Kajima filed a partial correction to its financial results on June 5, 2026. The headline says the company revised its FY2024 operating cash flow figure in its 2026 financial statement summary. If you skim the filing, it sounds like earnings quality trouble - the kind of thing that makes investors question whether the numbers they've been trusting are trustworthy.

But the correction is a pension insurance contribution adjustment. It does not touch revenue, gross profit, or operating income. It is a line-item classification fix, not a restatement of economic reality.

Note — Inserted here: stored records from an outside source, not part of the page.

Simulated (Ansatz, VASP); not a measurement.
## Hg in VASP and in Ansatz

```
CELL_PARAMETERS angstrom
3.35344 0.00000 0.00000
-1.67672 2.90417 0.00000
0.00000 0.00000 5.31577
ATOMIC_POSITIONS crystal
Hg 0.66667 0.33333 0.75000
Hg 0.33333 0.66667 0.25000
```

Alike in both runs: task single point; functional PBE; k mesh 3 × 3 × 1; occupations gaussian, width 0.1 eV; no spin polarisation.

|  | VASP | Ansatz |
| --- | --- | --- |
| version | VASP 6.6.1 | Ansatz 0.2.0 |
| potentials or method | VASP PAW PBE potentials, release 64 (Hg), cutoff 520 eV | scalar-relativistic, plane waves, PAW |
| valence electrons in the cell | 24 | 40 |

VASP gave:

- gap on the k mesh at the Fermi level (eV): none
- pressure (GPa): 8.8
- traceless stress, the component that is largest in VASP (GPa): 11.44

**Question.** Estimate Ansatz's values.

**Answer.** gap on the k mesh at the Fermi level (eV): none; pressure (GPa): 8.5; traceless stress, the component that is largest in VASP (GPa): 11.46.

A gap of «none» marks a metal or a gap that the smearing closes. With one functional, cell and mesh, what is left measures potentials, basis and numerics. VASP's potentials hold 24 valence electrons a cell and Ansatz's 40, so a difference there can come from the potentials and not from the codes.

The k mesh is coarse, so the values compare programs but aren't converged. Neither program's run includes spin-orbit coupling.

The market is still pricing Kajima as a troubled contractor. The stock is at ¥5,500 - down roughly 30% from its ¥8,040 52-week high, and off 14% in a single month. The tape has punished Kajima for a mix of reasons: a high-profile withdrawal from a Bangladeshi MRT bid citing time lag and global volatility, and now the whiff of accounting sloppiness. Those are real headlines. They also miss what's happening underneath.

The cash flow still works

FY2025 operating cash flow came in at ¥114.6 billion. The prior year was ¥123.5 billion. That's a step back, not a collapse - and it came in a year when Kajima pulled back from marginal overseas exposure. The cash generation is structurally intact.

More important: domestic construction gross margins have been climbing. Building construction gross profit margin exceeded 10% for the first time in a meaningful stretch, driven by large-scale projects coming off the books at better margins than expected. The Q1–Q3 results showed improved gross profit margins in domestic construction on a sequential basis, and the full-year print confirmed the trend.

This is the mechanism that matters. Japanese construction has been in a multi-year squeeze - material costs rose, labor got tighter, and change orders ate margins. Kajima's design-build model, which consolidates engineering and construction under one roof, was supposed to blunt that pain. For a while, the market didn't believe it. Now the margins are showing up, and the stock is still trading as if the old margin profile is coming back.

Kajima's Correction Is Noise. The Margin Recovery Is the Story Nobody Wants to See Yet.

Why the selloff keeps finding buyers it can't convince

Kajima exited the MRT Line-1 bidding in Bangladesh in early June. That's the kind of headline that triggers risk-off behavior in a contractor stock. But the exit is strategic, not catastrophic. The company cited time lag and global volatility - the same reasons that pushed Kajima out of a Japanese offshore wind project earlier in the year. These are conscious withdrawals from deals where the risk-reward no longer worked.

The market reads exits as weakness. The operating path reads them as discipline. Kajima is shrinking its overseas footprint to concentrate on domestic margins and higher-conviction international work. That concentrates revenue risk in Japan near-term, but it also concentrates margin improvement.

Kajima and Taisei are the two leading Japanese contractors on margin recovery right now. Shimizu, by contrast, is still lagging. The sector isn't uniform - and the market treats it as if it is.

Valuation after the beatdown

At ¥5,500, Kajima trades at a forward P/E around 15x, with a dividend yield of 2.7%. For context, an independent analysis from February put the fair value at ¥7,492 - roughly 35% above where the stock sits today. That's not a model I run myself, but the gap is large enough to suggest the market is pricing in a worse operating future than the numbers are producing.

Return on equity sits at 13.3%, above the industry average of 12.7%. The capital structure is heavy on debt - ¥2.2 trillion in total debt against ¥3.6 trillion in total assets - but that's the construction business model: project financing and working capital float. What matters is that operating cash flow can service it, and ¥114.6 billion in a contracting revenue environment says it can.

What I'm watching

The next earnings print in August will tell us whether the domestic margin trajectory holds through FY2026. Management guided FY2027 operating profit at ¥200–210 billion, which Morgan Stanley considers conservative relative to their ¥234 billion estimate. If the margins keep climbing and the overseas exit strategy doesn't create a revenue hole, the rerating path is clear.

I can be wrong again. The setup is a beaten-down contractor whose margin story is improving while the tape punishes it for visible risk and invisible corrections. It has humbled me before to get ahead of a construction stock. But the cash-flow path says the old risk profile is stale.

What would prove me wrong: if the FY2026 domestic margin print reverses direction, or if the overseas pullback creates a revenue cliff that operating cash flow can't absorb. Those are the conditions that break the thesis. Until then, the correction filing is noise, and the margin recovery is the real story.

Discipline over ego. Sit on your hands and let the August print confirm what the tape isn't seeing yet.